Air Force launches GPS terminal upgrade

New ground stations will leverage jam-resistance signal dubbed M-Code.


 As more sophisticated constellations of navigation aids are deployed to provide greater accuracy and resistance to electronic jamming, DOD procurement efforts are shifting to modernization of the ground stations required to process and display location data.


In an effort to leverage a new secure signal for third generation Global Positioning System called Military Code, or M-Code, the Air Force is moving ahead with an "early use" command and control effort covering current and future GPS satellites. The program, called GPS M-Code Early Use (MCEU), upgrades GPS ground stations to leverage the more powerful signal that also provides new anti-jamming and spoofing defenses. It would also deliver secure access to military GPS signals by U.S. and NATO forces as Russian electronic warfare capabilities advance.


To that end, the Air Force last month awarded a $45.5 million contract to GPS III manufacturer Lockheed Martin to prepare an initial M-Code capability for GPS. Under the contact, the company will upgrade its current operational control system to upload and monitor M-Code signals within the expanding GPS constellation. The initiative covers 20 GPS satellites currently in orbit along with future GPS III satellites scheduled to begin launching in 2018.


The early use initiative is intended to accelerate deployment of the secure M-Code signal that would support testing and fielding of new jam resistant ground stations. Lockheed Martin said the ground station contract includes new hardware and software development. Those systems are scheduled for deployment in 2019 to ground forces supporting the Air Force's GPS constellation.

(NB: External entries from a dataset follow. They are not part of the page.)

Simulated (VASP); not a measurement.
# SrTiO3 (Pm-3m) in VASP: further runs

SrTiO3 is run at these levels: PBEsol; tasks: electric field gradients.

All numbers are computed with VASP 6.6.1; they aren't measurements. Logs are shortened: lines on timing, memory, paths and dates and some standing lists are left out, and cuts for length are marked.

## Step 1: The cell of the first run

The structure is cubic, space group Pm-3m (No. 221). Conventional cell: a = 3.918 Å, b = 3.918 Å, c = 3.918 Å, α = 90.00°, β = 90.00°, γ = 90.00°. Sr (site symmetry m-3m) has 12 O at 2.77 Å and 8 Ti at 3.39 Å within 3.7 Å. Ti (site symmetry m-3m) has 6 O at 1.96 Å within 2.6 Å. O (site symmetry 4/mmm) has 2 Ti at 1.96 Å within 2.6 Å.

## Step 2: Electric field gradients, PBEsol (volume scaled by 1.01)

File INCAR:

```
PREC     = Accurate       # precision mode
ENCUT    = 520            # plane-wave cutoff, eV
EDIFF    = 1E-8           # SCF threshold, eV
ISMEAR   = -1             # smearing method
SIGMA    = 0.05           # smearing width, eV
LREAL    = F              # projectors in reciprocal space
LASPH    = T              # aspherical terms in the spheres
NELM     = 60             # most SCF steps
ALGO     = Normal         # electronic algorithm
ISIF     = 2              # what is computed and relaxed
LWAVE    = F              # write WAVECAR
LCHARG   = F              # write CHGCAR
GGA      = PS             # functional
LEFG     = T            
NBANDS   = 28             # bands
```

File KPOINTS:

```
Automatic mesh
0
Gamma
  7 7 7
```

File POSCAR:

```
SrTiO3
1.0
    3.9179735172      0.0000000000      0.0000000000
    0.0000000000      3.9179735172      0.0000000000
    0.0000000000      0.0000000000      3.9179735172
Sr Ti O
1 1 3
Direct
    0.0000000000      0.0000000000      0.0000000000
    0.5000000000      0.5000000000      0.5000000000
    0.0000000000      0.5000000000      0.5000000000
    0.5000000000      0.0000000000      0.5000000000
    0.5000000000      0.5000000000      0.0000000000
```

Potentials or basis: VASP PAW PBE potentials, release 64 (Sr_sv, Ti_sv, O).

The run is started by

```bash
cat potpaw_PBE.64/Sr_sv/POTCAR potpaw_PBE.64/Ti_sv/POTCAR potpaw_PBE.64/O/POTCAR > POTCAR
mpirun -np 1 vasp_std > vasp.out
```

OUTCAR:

The anti-jam GPS deployment is among the ongoing efforts to push navigation and other C4ISR signals through an increasingly dense electronic battlefield. Other approaches include "assured" navigation and positioning capabilities when GPS signals can't get through to ground stations. Those and other approaches will be demonstrated at next week's AUSA conference.


The Air Force contract award to Lockheed Martin is a follow up to an earlier M-Code program called Military GPS User Equipment program. Rockwell Collins, which was acquired last month by United Technologies, completed delivery in May of the last batch of M-Code GPS receivers to the Air Force Space and Missile Systems Center.


According to the manufacturer, M-Code can be used with existing signals without interfering with current or future civilian or military user equipment. The new signal is also designed to be autonomous so users can calculate their positions using only M-Code. By contrast, existing GPS signals require more than one signal code.


According to an Air Force overview on M-Code development, the robust signal design provides better jamming resistance, primarily by enabling transmission at much higher power without interference with earlier code receivers. "The M-Code signal also needed to be compatible with prevention jamming against enemy use of GPS," researchers noted.


"The design should provide more robust signal acquisition than is achieved today, while offering better security in terms of exclusivity, authentication, and confidentiality," the overview concluded.